Alarmed by this unfair disenfranchisement of half of the U.S. population, the DMCB spouse and a number of future Secret Service agents, the DMCB decided to investigate.

As the DMCB understands it, the House Republicans propose to pay for the loan subsidies by defunding all or some the Sec 4002 of Affordable Care Act's Prevention and Public Health Fund (PPHF). 

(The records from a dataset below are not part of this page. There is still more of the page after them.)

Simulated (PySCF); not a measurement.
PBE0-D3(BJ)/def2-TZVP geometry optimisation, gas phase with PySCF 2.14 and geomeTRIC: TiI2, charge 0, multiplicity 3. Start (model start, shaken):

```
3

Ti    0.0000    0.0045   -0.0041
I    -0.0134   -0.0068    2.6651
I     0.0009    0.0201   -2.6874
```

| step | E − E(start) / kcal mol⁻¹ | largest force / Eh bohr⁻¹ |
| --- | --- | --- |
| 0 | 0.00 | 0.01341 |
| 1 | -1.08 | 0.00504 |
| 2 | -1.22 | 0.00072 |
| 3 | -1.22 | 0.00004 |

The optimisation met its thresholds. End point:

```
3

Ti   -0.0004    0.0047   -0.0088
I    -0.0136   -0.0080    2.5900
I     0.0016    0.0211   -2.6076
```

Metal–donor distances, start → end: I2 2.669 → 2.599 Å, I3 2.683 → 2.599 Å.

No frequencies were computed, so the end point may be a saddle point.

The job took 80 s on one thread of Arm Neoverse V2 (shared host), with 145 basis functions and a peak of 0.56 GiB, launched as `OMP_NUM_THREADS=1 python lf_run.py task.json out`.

Here's the key wording from the ACA:

SEC. 4002. PREVENTION AND PUBLIC HEALTH FUND ....to be administered through HHS, to provide for expanded and sustained national investment in prevention and public health programs to improve health and help restrain the rate of growth in private and public sector health care costs. FUNDING.—There are hereby authorized to be appropriated, and appropriated, to the Fund, out of any monies in the Treasury not otherwise appropriated—
(1) for fiscal year 2010, $500,000,000;
(2) for fiscal year 2011, $750,000,000;
(3) for fiscal year 2012, $1,000,000,000;
(4) for fiscal year 2013, $1,250,000,000;
(5) for fiscal year 2014, $1,500,000,000; and
(6) for fiscal year 2015, and each fiscal year thereafter, $2,000,000,000.
(c) USE OF FUND....for prevention, wellness, and public health activities including prevention research and health screenings, such as the Community Transformation grant program, the Education and Outreach Campaign for Preventive Benefits, and immunization programs.


Unable to find the words "women's health" in Sec. 4002 of the ACA, the DMCB next looked up the Community Transformation grant program and the Education and Outreach Campaign.  There is practically no mention of "women's health" there either.

With further research, the DMCB did find this insight on the mechanics of federal health grant funding in the unbiased and refereed policy journal Health Affairs.  According to Boston academic authors Mariana Arcaya and Xavier Briggs, the institutional complexity of overlapping committee and agency jurisdictions and budgets make it extremely difficult - absent innovation, reorganization and new support mechanisms - to coordinate grant programs like the PPHF and give the taxpayers their money's worth.

The DMCB's conclusions?

1. Given the size of the U.S. government's deficit, it's Congress' job to make tough choices. Cancelling one program to fund another is one of them. The DMCB wishes that happened more often.

2. Trading a costly and questionably effective PPHF for a national investment in college education doesn't sound like a bad idea to the DMCB.

3. This is only the beginning. Those of us in the health care industry can look forward to the threat of funding cuts in other federally supported programs.

4. Even in this time of political discontent, Speaker Boehner has a point. Shame on Ms. Pelosi and her allies for their bombast and for the mainstream news media for failing to recognize it.